Decoding Gardening Advice: the Science Behind the 100 Most Common Recommendations – Jeff Gillman and Maleah Maynard, Timber Press, 2012.
Reviewed by Debra Knapke
Gardening is a blend of art and science. Art is in the eye of the beholder – and gardener. Science is based on experimentation, observation and outcomes. And, there are a lot of outcomes in the garden from chlorosis to chomped leaves to patchy lawns to blossom end-rot on your tomatoes.
There are times when the amount of information on how-to-garden is overwhelming. Just when you are ready to give up, a reference appears that presents a rational way to evaluate old wives tales, “common” knowledge and scientific “fact”. Jeff Gillman and Maleah Maynard offer three ways to look at garden advice that you have read or heard: good advice, debatable advice and advice that is just wrong. Gillman’s and Maynard’s responses show that the authors have done the research and also have personal garden experience.
One of my soapbox topics is the way we use and misuse mulch in the landscape. On this topic, Gillman and Maynard state:
Good Advice – Keep mulch away from the crowns of ornamental plants and the bases of trees
Debatable Advice – Use landscape fabric to control weeds
Advice that is Just Wrong – Always add extra nitrogen to the soil when wood mulch is used
Read the book to find out the reasoning behind the categorization of these common recommendations and many others.

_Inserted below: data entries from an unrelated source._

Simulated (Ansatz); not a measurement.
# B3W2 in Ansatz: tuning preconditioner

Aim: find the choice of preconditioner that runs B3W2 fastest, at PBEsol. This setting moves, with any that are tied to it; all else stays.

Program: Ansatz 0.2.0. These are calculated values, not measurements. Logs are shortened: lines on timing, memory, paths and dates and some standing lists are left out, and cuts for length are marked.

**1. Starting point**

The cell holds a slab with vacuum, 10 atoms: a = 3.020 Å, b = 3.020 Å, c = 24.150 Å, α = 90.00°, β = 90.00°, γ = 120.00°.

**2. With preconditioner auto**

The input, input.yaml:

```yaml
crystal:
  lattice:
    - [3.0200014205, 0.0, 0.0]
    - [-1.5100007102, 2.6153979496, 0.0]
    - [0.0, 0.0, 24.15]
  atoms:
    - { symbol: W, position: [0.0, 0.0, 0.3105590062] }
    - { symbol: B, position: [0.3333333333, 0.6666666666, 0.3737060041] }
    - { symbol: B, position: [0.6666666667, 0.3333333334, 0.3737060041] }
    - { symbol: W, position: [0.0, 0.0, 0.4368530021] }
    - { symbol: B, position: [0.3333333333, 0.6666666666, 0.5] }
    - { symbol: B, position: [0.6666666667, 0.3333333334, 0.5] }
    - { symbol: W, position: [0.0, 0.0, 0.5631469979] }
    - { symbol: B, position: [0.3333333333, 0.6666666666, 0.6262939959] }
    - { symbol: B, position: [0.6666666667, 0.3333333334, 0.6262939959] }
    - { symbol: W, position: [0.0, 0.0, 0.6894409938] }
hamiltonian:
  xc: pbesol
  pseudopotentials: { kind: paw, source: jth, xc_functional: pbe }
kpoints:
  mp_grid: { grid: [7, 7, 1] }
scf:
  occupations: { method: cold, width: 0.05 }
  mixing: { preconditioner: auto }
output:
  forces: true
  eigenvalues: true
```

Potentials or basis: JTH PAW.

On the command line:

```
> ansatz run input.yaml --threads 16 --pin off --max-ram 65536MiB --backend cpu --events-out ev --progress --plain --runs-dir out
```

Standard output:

This book is the third for Jeff Gillman that looks at the way we garden and how to understand the science of gardening. His first two: The Truth About Organic Gardening and The Truth About Garden Remedies, set the stage for Decoding Garden Advice. Much of gardening can be intuitive, especially when you observe nature and seek to understand natural processes in the environment. But when you are confronted by several conventional, organic or home remedies for a problem in the garden, it’s nice to be able to understand the cause of the problem and to wisely select a solution. Gillman’s earlier books are excellent references that are valuable for both novice and experienced gardeners.
And, did I mention, all this serious information is mellowed with humor? It will be difficult not to smile or chuckle as you explore gardening information and techniques through the pens of Gillman and Maynard.